I hate tourists.
I hate being a tourist.
It's a stupid thing to say if you're visiting a place on vacation, especially for the first time, but I'm serious. Tourists do and say the most fucking ridiculous shit. They don't know where they're going and they don't know how to get out of the way of people who do know where they're going. I hate it, but it's a necessary evil sometimes. You have to stumble around and get out all the oohs and ahs and lookie-over-theres(!) -- just to get it all out of your system, so that you can act like a normal human being in a new environment. Take a picture, it lasts longer...and all that other b.s.
Paris is full of tourists. Duh. I was one. I said and did some dumb shit and took pictures like a maniac. In all, I took almost 300 pictures. Too many of them were of the Eiffel Tower. From far away, from close up, different angles, etc and so forth. So, I can't knock tourists so much. But I do try to do some things out of common courtesy, which I have learned from my travels:
1.) When exiting public transportation, do not just step outside of the train/bus and stop. You don't know where you're going? Fine. Move away from the crowd, gather your thoughts. But don't just stand there like an idiot in the place where other people are trying to get out or get in.
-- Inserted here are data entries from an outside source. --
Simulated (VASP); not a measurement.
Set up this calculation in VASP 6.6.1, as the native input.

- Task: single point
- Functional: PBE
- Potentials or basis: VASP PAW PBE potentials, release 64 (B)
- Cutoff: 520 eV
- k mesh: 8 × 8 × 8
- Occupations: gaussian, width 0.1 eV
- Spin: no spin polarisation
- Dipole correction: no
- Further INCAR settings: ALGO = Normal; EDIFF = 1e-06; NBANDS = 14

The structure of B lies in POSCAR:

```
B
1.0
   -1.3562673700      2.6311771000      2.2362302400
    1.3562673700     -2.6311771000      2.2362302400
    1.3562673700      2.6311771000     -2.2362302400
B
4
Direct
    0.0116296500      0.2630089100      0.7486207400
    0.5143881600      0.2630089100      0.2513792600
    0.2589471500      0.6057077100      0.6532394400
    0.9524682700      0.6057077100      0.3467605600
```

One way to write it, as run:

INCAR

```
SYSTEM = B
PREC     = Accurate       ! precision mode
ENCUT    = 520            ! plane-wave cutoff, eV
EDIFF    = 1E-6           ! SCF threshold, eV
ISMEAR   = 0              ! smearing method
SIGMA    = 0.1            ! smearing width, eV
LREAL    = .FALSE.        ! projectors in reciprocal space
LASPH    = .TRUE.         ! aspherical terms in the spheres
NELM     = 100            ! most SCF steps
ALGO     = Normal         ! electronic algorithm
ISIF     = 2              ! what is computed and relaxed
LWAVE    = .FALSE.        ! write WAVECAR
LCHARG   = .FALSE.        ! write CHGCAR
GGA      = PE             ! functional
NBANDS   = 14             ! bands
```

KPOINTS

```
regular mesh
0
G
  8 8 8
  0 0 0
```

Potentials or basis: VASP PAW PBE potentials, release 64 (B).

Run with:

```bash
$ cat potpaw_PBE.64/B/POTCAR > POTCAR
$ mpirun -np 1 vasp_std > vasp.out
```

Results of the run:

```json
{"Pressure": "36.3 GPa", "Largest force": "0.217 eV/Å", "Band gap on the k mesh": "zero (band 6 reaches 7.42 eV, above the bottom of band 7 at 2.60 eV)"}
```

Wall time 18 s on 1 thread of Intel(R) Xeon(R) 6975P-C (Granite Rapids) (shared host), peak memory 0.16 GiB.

2.) Maps. Same principle. Don't open them while you're standing at a crosswalk waiting for the light to change. Move aside and generally away from the flow of foot traffic.
Nothing makes me feel stabbier than these two things.
Before our trip (last Christmas), in addition to the commitment of footing our hotel bill, C.Dub gave us a map of Paris and a guide to Paris. These were on us at all times. Or, rather, on Frosty at all times. It's common knowledge -- or at least it should be -- that I can't read a map worth shit. Cardinal directions are a concept that I have failed to grasp in my 29 years on the planet. To compensate, I use the technique of picking a direction and committing to it until I figure out if it is correct or not. Granted, this is not the most efficient tactic...but it's commitment dammit!
And Frosty...well...he just whipped out that map everywhere. Including the aforementioned no-no places.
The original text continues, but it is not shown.